Today started well, as it’s a rest day from the gym I tend to have a slightly slower morning which is nice in some ways but in another way I tend not to be as productive on a Tuesday and yes I could replicate the same routine I have the other days but it often feels like my body is needing the slowness but my mind doesn’t like it.
Other than the slower start I’ve had an ok day, a good meeting this morning with an organisation that I might collaborate with and cracked on with some other work as I have a couple of deadlines looming.
For most of the day I’ve have a sense of unease, not sure why, perhaps it’s the effect of the recent full moon and possibly the equinox of moving towards more night than day. Or the fact that today I noticed that there are only 101 days left of 2021 and feel like this year has come and gone without much progress for me in my life and doing this transformation has heightened the lack of progress somewhat which is good in some respect as awareness usually drives change and growth.

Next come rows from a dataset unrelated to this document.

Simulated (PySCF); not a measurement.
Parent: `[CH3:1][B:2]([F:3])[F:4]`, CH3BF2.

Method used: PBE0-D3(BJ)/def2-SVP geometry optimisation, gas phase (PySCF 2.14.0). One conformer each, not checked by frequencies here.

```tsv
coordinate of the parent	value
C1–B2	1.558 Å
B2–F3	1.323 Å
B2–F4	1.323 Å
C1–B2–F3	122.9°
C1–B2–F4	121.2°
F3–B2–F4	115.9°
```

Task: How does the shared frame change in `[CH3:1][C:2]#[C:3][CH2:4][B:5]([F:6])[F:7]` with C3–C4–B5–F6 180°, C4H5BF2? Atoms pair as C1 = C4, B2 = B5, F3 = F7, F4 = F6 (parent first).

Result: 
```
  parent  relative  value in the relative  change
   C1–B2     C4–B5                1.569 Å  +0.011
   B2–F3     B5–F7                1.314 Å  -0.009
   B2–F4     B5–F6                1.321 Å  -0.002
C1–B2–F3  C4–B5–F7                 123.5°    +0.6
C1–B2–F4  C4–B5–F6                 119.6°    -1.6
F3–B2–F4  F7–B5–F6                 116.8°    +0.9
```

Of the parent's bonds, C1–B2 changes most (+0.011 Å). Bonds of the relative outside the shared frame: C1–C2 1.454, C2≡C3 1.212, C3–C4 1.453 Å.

So this evening, I’ve turned off my phone and come upstairs to my little box room which is full of books and I’ve made the bed into a bit of a day bed where I can sit and work, last week a bed desk which is working exactly as I imagined.
I’ve got some gentle music in the background and once I finish writing this blog post I’m going to do some journaling to explore what feelings are lurking close the surface of my brain in a hope of some release so that tomorrow I can focus on what I need to get done to make more progress than I have in the last 50 odd days of doing this transformation. I might set myself a 100 day challenge to give me more focus & determination as I think my brain works better when there are tighter deadlines and perhaps 365 is just too big a number for my brain to comprehend.